Opinion: The Dawning of the IT Automation Era

Advice 2010-02-18 17:04
Alan Smith, SVP UK & Ireland, UC4 Software believes automation technology not only drives significant cost savings, but

Over the next five years, IT automation will overtake offshoring as the next major efficiency trend in IT.

For many companies, offshoring has been a way to reduce IT costs by lowering the cost of labor and facilities. However, offshoring is demonstrating diminished returns as IT infrastructure grows in complexity and service levels become more demanding. The decline in offshoring is already happening. According to the BDO Seidman 2009 Technology Outlook Survey, an annual survey of CFOs conducted in January of 2009, only 42 percent of the 100 CFOs surveyed said they have operations outside the US, compared to 79 percent last year.
 
Despite this, cost problems are not going to go away and companies will still need a way to achieve cost savings in IT operations.
 
The answer to this problem will be IT automation. Automation technology will drive further optimisation and lower the cost of IT operations. In fact, automation technology not only drives significant cost savings, but also enables the better use of IT infrastructure and delivery of service.
 
Several factors are contributing to the coming age of IT automation, including cost reduction pressures and the need to align all business processes in a complex IT environment.
 
Cost Reduction

The first and most obvious reasons for IT automation are the opposing demands for cost reduction and improved service levels and capability. It is clear to everyone that this recession has forced IT professionals to squeeze every bit of extra cost out of their budgets, leaving them with a bare bones operating plan. At the same time, IT organisations continue to be asked to deliver more with less and to deliver business innovation with cost avoidance strategies. These pressures place severe time constraints on existing IT staff that are monopolised by manual tasks, leaving them little time to engage in strategic delivery of services and capability.

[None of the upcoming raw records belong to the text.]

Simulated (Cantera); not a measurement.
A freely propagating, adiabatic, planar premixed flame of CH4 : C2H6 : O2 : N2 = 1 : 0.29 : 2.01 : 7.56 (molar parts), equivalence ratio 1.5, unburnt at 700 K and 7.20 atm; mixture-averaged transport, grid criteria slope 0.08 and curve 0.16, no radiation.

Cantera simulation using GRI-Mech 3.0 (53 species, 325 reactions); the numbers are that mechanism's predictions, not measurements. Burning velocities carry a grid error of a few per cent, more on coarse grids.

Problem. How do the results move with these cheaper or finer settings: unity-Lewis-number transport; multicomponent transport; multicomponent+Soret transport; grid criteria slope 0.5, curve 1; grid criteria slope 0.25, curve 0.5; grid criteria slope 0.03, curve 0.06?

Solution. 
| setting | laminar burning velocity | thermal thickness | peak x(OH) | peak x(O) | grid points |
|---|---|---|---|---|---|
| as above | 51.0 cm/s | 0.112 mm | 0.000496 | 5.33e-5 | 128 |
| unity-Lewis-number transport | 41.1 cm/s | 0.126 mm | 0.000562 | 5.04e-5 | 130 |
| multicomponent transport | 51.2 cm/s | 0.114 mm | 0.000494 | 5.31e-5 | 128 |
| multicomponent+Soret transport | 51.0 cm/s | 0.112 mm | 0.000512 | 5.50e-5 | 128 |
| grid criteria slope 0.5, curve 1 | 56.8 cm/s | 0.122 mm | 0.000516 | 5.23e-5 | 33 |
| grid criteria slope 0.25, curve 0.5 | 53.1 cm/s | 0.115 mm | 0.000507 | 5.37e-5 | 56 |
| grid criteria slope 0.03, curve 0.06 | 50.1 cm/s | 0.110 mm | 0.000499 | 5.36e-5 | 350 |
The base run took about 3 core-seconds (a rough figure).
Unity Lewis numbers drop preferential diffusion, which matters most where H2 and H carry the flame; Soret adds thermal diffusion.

In a survey that UC4 conducted in April 2009, we found that an entire day out of the work week was dedicated solely to IT administrative tasks. That is a clear indication that we are wasting valuable staff cycles on well-defined, programmatic, repeatable tasks that could be handled by workload automation technology readily available today. According to a 2007 report by Enterprise Management Associates, without data center automation, the average company would have required eight additional staff, at a cost of £344,280. The survey also found that 77 percent of respondents reported that automation improved data center profitability.